Tuesday, March 30, 2010

Short Funny Jokes

Short Funny Jokes


FUNNY JOKES FOURTH OF JULY

Posted: 29 Mar 2010 10:09 PM PDT

"You are in favor of a safe and sane Fourth of July?"

"Yes," replied Mr. Growcher. "We ought to have that kind of a day at least once a year."


One Fourth of July night in London, the Empire Music Hall advertised special attractions to American visitors. All over the auditorium the Union Jack and Stars and Stripes enfolded one another, and at the interludes were heard "Yankee Doodle" and "Hail Columbia," while a quartette sang "Down upon the Swanee River." It was an occasion to swell the heart of an exiled patriot. Finally came the turn of the Human Encyclopedia, who advanced to the front of the stage and announced himself ready to answer, sight unseen, all questions the audience might propound. A volley of queries was fired at him, and the Encyclopedia breathlessly told the distance of the earth from Mars, the number of bones in the human skeleton, of square miles in the British Empire, and other equally important facts. There was a brief pause, in which an American stood up.

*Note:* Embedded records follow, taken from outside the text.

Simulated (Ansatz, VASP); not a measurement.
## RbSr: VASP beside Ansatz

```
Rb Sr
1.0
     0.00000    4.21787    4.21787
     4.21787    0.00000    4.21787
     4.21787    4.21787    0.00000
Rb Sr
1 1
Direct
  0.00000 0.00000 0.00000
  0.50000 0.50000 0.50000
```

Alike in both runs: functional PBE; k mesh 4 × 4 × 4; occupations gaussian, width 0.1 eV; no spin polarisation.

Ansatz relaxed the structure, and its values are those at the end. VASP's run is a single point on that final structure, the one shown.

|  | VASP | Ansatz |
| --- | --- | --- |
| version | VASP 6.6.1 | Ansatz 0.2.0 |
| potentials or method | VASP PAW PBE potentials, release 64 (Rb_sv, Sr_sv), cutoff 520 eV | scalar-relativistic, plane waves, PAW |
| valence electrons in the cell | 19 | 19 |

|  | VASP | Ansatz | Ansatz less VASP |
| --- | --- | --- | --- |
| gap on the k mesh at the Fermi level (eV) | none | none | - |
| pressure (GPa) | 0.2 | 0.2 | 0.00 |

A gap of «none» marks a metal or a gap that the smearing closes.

"What great event took place July 4, 1776?" he propounded in a loud glad voice.

The Human Encyclopedia glared at him. "Th' hincident you speak of, sir, was a hinfamous houtrage!"

REALLY FUNNY JOKES FOUNTAIN PENS

Posted: 29 Mar 2010 10:08 PM PDT

"Fust time you've ever milked a cow, is it?" said Uncle Josh to his visiting nephew. "Wal, y' do it a durn sight better'n most city fellers do."

"It seems to come natural somehow," said the youth, flushing with pleasure. "I've had a good deal of practice with a fountain pen."


"Percy" asks if we know anything which will change the color of the fingers when they have become yellow from cigarette smoking.

He might try using one of the inferior makes of fountain pens.